The title says it all. We spoke endlessly the past two years about the rubber stamp Congress that gave President Bush everything he wanted, but we never really talked about his tendency to give his advisers/minions whatever they wanted. This mess with the U.S. Attorneys is simply the latest manifestation of this problem. So, for a trip down memory lane, follow the jump.....
Iraq: Not that this isn't totally obvious, but he rubber-stamped both the idea of war with Iraq and every single decision that his putative second-in-command, Vice-President Dick Cheney slid under his eyes, along with Secretary of Defense Rumsfeld's asinine ideas for warfighting. He rubber-stamped fighting with too few troops, despite the pleas of those in a position to know better, Secretary of State (and former Chairman of the Joint Chiefs) Colin Powell and Army Chief of Staff Eric Shinseki. He rubber-stamped breaking up the Iraqi army, an idea that the military was opposed to. He rubber-stamped intelligence that he knew to be bad or fabricated. He rubber-stamped giving every contract to Halliburton, a decision that has cost taxpayers billions of dollars simply because they "lost it." These rubber stamps and more are a bleeding sore on the health of this nation.

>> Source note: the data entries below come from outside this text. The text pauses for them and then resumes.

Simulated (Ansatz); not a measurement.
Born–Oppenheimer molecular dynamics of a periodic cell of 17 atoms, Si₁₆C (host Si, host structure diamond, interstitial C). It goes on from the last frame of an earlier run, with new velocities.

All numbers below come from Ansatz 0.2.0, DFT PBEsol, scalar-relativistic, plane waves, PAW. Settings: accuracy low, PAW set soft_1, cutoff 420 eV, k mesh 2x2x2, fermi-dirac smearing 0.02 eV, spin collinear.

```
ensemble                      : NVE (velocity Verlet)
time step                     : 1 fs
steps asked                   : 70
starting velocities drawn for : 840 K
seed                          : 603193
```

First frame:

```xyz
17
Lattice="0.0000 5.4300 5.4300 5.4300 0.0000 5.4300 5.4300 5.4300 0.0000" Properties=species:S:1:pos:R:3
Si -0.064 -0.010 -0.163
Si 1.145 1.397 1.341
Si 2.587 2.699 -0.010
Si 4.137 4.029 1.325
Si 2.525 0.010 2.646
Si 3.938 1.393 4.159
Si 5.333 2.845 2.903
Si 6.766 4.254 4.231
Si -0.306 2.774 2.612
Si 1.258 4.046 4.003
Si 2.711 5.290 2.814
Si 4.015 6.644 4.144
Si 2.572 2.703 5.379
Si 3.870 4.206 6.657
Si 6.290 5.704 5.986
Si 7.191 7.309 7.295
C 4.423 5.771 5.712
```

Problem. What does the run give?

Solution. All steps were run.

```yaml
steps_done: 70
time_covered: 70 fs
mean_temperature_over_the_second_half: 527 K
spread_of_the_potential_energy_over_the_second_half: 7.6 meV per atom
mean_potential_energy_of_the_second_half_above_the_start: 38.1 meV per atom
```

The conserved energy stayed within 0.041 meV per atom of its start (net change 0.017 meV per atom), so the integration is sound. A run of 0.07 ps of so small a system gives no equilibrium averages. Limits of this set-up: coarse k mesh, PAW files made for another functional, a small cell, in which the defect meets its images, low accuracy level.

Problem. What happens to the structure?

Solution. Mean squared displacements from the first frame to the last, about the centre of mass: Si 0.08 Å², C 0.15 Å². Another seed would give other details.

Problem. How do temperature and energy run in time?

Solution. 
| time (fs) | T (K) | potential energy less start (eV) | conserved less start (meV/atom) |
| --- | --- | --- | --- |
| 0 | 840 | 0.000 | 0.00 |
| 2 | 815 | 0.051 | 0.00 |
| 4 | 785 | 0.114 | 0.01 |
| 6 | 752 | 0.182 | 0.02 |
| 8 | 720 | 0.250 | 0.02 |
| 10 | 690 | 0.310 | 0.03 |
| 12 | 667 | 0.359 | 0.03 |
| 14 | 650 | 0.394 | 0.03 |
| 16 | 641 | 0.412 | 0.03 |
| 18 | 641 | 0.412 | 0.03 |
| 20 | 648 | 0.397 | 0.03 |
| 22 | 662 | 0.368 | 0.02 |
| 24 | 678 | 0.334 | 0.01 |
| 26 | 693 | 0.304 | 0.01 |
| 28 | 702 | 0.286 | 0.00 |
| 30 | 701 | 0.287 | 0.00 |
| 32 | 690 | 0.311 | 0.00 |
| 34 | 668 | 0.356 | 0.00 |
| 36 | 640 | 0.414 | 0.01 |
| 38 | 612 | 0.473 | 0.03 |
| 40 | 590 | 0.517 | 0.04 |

National security: Apparently, Alberto and Harriet are good at getting the "stamp of approval." The torture of prisoners was rubber-stamped, despite our president's supposed deep faith. Illegal eavesdropping, searches, and intimidation was rubber-stamped. Passing off the capture of our #1 enemy, Osama bin Laden, to the Afghans was rubber-stamped. These rubber stamps have severely weakened our faith in government and the rule of law.
Hurricane Katrina: Mike Brown's hiring: rubber stamp. FEMA's farcically slow rate of response: rubber stamped by the vacation-taking, guitar-playing, president. Following Republican-oriented plan of keeping poor black Democrats from resettling: rubber stamp. Keeping Louisiana National Guard in Iraq, preventing them from helping in the rescue of fellow state citizens: rubber stamp. The president not only rubber-stamped some terrible ideas, but also has continued to demonstrate a complete lack of compassion and human charity towards people who were in part hurt by his administration's incompetence. New Orleans was written off because he rubber-stamped unqualified, incompetent, and negligent people into the key positions that help save us in times of disaster.
General executive behavior: This is going to encompass the current scandal, dealings with Congress, etc. The president rubber-stamped the Alito/Gonzales/Cheney idea of the unitary executive, a term the president probably couldn't explain even if you gave him a dictionary, turned it to the letter "U", and spelled the word for him. He rubber-stamped disastrous tax cuts for the rich. He rubber-stamped lax homeland security bills that did nothing to ensure homeland security. He rubber-stamped farm subsidies and steel tariffs. And now he rubber-stamped this stupid, unethical, and highly political firing of eight U.S. attorneys, who by and large did excellent jobs. Are we seeing a picture forming?
It goes well without saying that nothing from this administration surprises us anymore, but it is disturbing nonetheless that an idea, virtually any idea, got a rubber-stamp from the president so long as it came from the right people (Condi, Dick, Alberto, Harriet, Karl, Don, and Scooter). The lack of vetting for ideas is astonishing, as is the small group of people who handle everything in the administration. Yeah, Clinton's early ways of having everyone in sight vet everything to death was not a good plan, but having a small cadre of people do all the decision-making is unhealthy.
A couple of weeks ago, I put up a diary that got little attention, but in which I highlighted the history of impeachment and listed the two main offenses under which it could be achieved. This issue with the U.S. Attorneys has been spun by the right as "business as usual," with not just comparisons to Clinton's 1993 housecleaning (which was at the BEGINNING of his term), but also the White House Travel Office firings. In what dreamland do the two even come close to being a reasonable comparison? One is an office that arranges travel for reporters and interfaces with protocol officers in states or other nations. The other one is the very embodiment of our legal system.
Perhaps the ultimate symbol of how badly things are rubber-stamped by this president comes in the case of the Nevada USA's firing, where the Deputy Attorney General Paul McNulty wrote in an email, "I'm a little skittish about Bogden...I'll admit have not looked at his district's performance." And yet Bush approved his firing too. Just another day of using the rubber-stamp for Alberto's wishes.
Getting back to the main point here, the serious problems we face in the world today are a direct result of this process of not thinking things through, of just taking somebody's idea at face value and agreeing to it. We're stuck in Iraq, Afghanistan is backsliding, we are fast becoming loathed by the entire world, our allies are backing out of the alliances they formed with us in the wake of 9/11, our economy is owned by the Saudis and the Chinese, and our political discourse has all the maturity of two seven-year-olds fighting on the playground. When critical thinking goes out the window and gets replaced with posturing, flexing, bragging, and ideology first, last and always, we lose.